Herman Cain admits payments to Ginger White, edges toward quitting
In an interview with New Hampshire's Union Leader newspaper, Herman Cain said his wife didn't know he was giving money to Ginger White, who claims to have had a 13-year affair with him. Cain also said quitting the presidential race 'is an option.'
Besieged by reports of personal misconduct involving women other than his wife, plus growing critical comment from conservative commentators and some Republican officials, Herman Cain says he’s considering dropping out of the presidential race.
The drip, drip, drip of revelations related to Cain’s conduct and character continued Thursday when he met with the editors of New Hampshire’s statewide Union Leader newspaper, a powerful conservative voice in Republican politics.
Cain acknowledged that he had been giving money to Ginger White, the woman who alleges that she had a 13-year affair with the Republican businessman. He also said that his wife Gloria did not know about that – or even that Ms. White was a friend of Cain’s – until the alleged affair was reported in recent days.
Cain would not say how much money he had given White, but he told the Union Leader “that he repeatedly gave Ginger White money to help her with ‘month-to-month bills and expenses’ without telling his wife.”
“She was out of work and had trouble paying her bills, and I had known her as a friend,” Cain said, emphasizing that there was no sexual affair. "She wasn't the only friend who I had helped in these tough economic times, and so her messages to me were relating to ‘need money for rent' or whatever the case may be. I don't remember all the specifics."

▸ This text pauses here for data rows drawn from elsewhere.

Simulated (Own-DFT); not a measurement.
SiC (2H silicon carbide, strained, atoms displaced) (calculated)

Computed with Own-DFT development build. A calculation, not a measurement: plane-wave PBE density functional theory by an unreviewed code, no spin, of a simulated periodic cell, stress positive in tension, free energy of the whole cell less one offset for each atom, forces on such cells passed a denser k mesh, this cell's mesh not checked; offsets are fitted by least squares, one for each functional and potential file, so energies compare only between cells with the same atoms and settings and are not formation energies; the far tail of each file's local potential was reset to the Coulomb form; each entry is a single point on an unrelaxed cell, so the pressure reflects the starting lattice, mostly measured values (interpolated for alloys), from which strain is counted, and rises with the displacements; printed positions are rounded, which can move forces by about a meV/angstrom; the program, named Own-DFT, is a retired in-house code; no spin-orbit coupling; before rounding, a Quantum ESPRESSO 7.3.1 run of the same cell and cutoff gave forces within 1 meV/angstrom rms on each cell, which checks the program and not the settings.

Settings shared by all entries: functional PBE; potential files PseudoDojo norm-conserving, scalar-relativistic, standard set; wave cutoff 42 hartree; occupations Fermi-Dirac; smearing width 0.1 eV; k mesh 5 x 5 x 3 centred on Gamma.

"I'm a soft-hearted person when it comes to that stuff. I have helped members of my church. I have helped members of my family,” he said. "And I know a lot of other people who had done the same thing, and sometimes, quite frankly, it was desperation.”
Still, Cain has been hard put to explain the 70 text messages he received from White over a four-month period.
Cain, once a prominent first-tier contender in the race for the GOP presidential nomination, has seen his standing in polls slide following a series of gaffes regarding important issues along with allegations of sexual harassment by four women.
Meanwhile, conservative political analysts and activists have been increasingly critical of the way Cain’s campaign has been conducted.
“It’s actually sad – watching a candidate as talented and capable as Herman Cain get so beat up because of incompetence and indecision within his campaign,” Republican consultant Chris LaCivita told Politico.com.
Dave Welch, another Republican strategist who worked on both of John McCain’s presidential bids, told the AP, “His chance at winning the presidency is effectively zero.”
For now, Cain’s political future appears to hang on how his wife deals with the latest news involving another woman. Cain has been on the campaign trail, and the two have not been face-to-face since White made her allegation about the long-running affair, which she said ended just this year when Cain entered the presidential race.
"My wife now knows," Cain said, according to the Union Leader. "My wife and I have talked about it and I have explained it to her. My wife understands that I'm a soft-hearted, giving person."
Acknowledging that it is “only speculation,” Cain suggested that somebody paid White to go public with her charge.
Early this week, Cain and his political operatives said he was “reassessing” his campaign, while emphasizing that he planned to continue in any case.
Now, he said in the interview in New Hampshire Thursday, “getting out is an option.”
Cain will be back home in Georgia to meet with his wife and other family members Friday.
"I would make a decision based on how all of this stuff is affecting her, because I will put her first," he said.